Matter - Culture: Volume VII
Written by: Iain M. Banks
Reviewed by: Brad Williamson
Genre: Science-Fiction / Adventure
Score: 4.5/5
Matter at first seems one of the largest and most complex of the Culture novels, but it’s actually one of the simplest in structure. Harkening back to Inversions (and, to a lesser extent, even Dune), Banks explores for most of the book, an upstart society not yet on par with the Culture. Though, unlike in Inversions, the entire novel is not contained within the confines of this infant civilization. This small detail becomes a focus for Banks in this novel, one which he ingeniously uses to depict the varying degrees of civilizational power simultaneously ongoing at any single moment within the galaxy: from stone-age, planet-bound peoples, to space-faring, to light-speed travel-enabled, all the way up to the powerhouses equal to the Culture. This idea of a multitude of developments has been examined briefly in past novels, Consider Phlebas and Look To Windward in particular, but Matter is the first time he uses it as a story’s fulcrum to detail ideas such as the right to interfere, technological gifting, space-age bureaucracies, and civilizational apprenticing.
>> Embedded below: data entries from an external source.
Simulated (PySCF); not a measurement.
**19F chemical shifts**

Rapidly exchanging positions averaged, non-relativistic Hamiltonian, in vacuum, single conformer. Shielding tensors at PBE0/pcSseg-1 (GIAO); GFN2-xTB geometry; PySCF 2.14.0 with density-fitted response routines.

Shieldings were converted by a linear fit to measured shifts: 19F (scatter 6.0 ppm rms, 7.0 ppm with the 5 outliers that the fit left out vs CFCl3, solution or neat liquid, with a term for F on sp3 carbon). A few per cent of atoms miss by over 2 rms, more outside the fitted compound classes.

In his trademark style he also, somehow, finds time to explore new things: shellworlds, 4-dimensional space, an in-depth examination of a race in the Morthanveld that rivals the Culture’s power better than any since the Iridians, along with the political, peacetime tensions between these two races. But, as ever, he examines these issues in such a way as to make it clear they’ve existed all along, that they are only now being introduced but that since the first book the universe has been much larger than it at first appears, much like our own.
This book does, however, lag towards the end, not in a bad way, but in such a way as to make the book feel just a bit overextended. Still, the conclusion is splendid as always and the novel satisfies in nearly every way.